Across the United States, all of the federal circuits except the Second, which covers Connecticut, Vermont and New York, have had the same rule on employer retaliation under the Fair Labor Standards Act. Here in California and in the rest of the country, workers who complain about violations of the FLSA are protected from retaliation whether they complained internally to their employers or filed formal complaints with regulatory agencies.
Not so in the Second Circuit. Due to a 1993 opinion that has never been overturned, the court interpreted the statutory language "filing a complaint" as requiring the worker to literally file a complaint with the Department of Labor or an analogous state agency.
As a result, in all but these three states, workers who claim underpayment of wages, unpaid overtime, denied meal or rest breaks, or other violations of the federal law enjoy greater protection from retaliation under the federal law than they have in New York, Connecticut or Vermont.
Now, a new FLSA retaliation suit has come before the Second Circuit, and a wide range of public policy groups and employee rights organizations, along with the Department of Labor, are urging the appellate court to overrule their previous case and bring employee protections in that circuit in line with those in all the others.
The case involves a security guard who complained to his company that he hadn't been receiving his wages for several months. After he did so, his boss pulled a gun on him.
The guard immediately quit his job, then sued for his unpaid and underpaid wages in federal court. In addition to the money he is owed, however, he is seeking damages for that rather extreme form of retaliation.
Unfortunately, the District Court was hogtied by the Second Circuit's 1993 ruling. It ordered the security company to pay the guard $40,713.50 in lost wages and related damages, along with interest. It could not, however, compensate him for his employer's gunpoint retaliation.
One of the groups who filed a friend of the court brief on the guard's behalf is the National Employment Law Project. That group argues that the vast majority of FLSA complaints are made internally and, furthermore, most workers have no idea how to file an official complaint -- most don't even know that such a complaint would be filed with the Department of Labor.

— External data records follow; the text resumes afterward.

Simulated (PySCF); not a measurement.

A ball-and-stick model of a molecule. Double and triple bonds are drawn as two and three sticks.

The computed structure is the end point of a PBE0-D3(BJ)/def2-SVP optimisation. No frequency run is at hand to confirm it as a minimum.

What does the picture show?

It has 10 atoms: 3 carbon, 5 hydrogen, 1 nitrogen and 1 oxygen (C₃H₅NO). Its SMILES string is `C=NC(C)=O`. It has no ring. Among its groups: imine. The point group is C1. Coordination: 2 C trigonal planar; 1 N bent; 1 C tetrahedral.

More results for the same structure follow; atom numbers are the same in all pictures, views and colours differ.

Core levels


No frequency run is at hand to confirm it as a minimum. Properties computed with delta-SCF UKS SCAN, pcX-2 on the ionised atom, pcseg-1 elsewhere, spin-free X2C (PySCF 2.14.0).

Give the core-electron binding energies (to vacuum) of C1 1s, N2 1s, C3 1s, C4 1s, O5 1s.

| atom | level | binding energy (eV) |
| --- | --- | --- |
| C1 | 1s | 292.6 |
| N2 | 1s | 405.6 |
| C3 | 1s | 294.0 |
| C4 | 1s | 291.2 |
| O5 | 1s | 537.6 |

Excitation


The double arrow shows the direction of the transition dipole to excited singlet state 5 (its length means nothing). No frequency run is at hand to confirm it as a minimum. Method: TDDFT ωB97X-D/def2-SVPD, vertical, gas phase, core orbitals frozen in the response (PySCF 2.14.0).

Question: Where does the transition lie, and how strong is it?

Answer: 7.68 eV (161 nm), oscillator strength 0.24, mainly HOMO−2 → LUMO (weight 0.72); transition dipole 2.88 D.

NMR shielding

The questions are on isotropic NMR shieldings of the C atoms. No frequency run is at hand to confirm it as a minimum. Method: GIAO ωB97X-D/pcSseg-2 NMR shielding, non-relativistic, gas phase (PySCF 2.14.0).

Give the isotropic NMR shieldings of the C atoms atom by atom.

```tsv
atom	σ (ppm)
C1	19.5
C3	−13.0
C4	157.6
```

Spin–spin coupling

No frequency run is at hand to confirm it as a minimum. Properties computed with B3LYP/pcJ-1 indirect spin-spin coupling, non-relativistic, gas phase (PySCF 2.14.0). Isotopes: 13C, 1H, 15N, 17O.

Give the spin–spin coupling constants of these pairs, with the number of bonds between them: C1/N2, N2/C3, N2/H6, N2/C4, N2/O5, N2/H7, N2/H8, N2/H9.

For its own part, the Labor Department also urges the Second Circuit to change its rule. "The plain language of the provision and its underlying purpose compel a broad reading that protects internal complaints," the department contended in its own friend of the court brief.
"We do know that generally retaliation cases are on the rise, said one attorney who represents employers in the Second Circuit.
The unfortunate fact is, employer retaliation against those who complain about unlawful behavior is all too common.